Note: From now on I’m going to use the phrase “honey relationships” to differentiate spoiled girlfriend relationships from SB/SD relationships - just for the sake of clarity. I’ll also be using the phrase “honey boyfriend” to differentiate spoiling boyfriends from sugar daddies.
One of the biggest differences between a sugar relationship and a honey relationship is the time that you are “behind the scenes.” What I mean by that is the real time and effort that we expend looking fabulous, maintaining our appearance and health, and doing the personal things we need to do to keep our minds and emotions right.
As a sugar baby, the time you spend with an SD tends to be limited. Sure, you may have a night out - but how much time do you spend getting ready for it? A few hours doing your hair and makeup, all of the exercise and careful eating you do beforehand to maintain your physique, the careful shopping to find the perfect outfits, shoes, lingerie. It’s a lot!

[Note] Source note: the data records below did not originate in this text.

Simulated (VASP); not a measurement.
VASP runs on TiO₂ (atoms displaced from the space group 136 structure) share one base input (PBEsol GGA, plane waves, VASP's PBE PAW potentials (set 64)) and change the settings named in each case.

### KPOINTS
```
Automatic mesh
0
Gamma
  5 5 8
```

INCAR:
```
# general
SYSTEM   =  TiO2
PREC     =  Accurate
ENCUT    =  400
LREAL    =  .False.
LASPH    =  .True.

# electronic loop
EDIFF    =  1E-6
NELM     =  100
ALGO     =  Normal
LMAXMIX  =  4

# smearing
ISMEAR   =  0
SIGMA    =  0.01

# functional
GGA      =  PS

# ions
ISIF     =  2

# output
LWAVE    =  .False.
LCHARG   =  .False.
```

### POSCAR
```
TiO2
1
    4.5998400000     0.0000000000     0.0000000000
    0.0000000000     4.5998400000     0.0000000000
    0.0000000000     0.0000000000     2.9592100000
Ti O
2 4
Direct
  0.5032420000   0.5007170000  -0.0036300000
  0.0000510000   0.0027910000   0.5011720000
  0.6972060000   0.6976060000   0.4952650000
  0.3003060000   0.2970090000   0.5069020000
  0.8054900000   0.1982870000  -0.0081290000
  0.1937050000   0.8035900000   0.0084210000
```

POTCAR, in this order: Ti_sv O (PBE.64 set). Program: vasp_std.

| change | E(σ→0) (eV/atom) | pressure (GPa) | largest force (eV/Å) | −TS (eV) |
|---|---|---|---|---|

What an SD sees is your final product: opening night. He doesn’t see what’s behind the curtain.
A honey boyfriend has more access to you, and therefore he’s going to see a lot more of those behind the scenes moments. This can cause problems! It can ruin the mystique and excitement. It can take away your magic as the prize that he’s worked so hard to attain.
So what’s a girl to do when you live with your honey boyfriend or you spend so much time together that him seeing you behind the scenes is inevitable?
How to Make Behind the Scenes an Intimate Experience
1. Channel your inner glamorous goddess. Find yourself some beautiful dressing gowns/robes (on his dime of course)! I personally love kimono style robes because I think they’re flattering on everyone and since they’re floor length, you can literally be completely naked underneath and if you need to run out and grab the newspaper or change the laundry, at least you will look damn good doing it.
2. Lounge in style. Girls, I do not know of nor have I ever seen a single woman who did not look bomb in yoga pants and a slouchy, off the shoulder top. Get rid of your ratty around-the-house clothes and get some flattering, sensual lounge clothing. My go-to is The Limited - I really like their Lounge collection. Some athletic wear that’s more designed for yoga and pilates is also great for just hanging around the house, but the booty is poppin’ and your shape is lookin’ lit.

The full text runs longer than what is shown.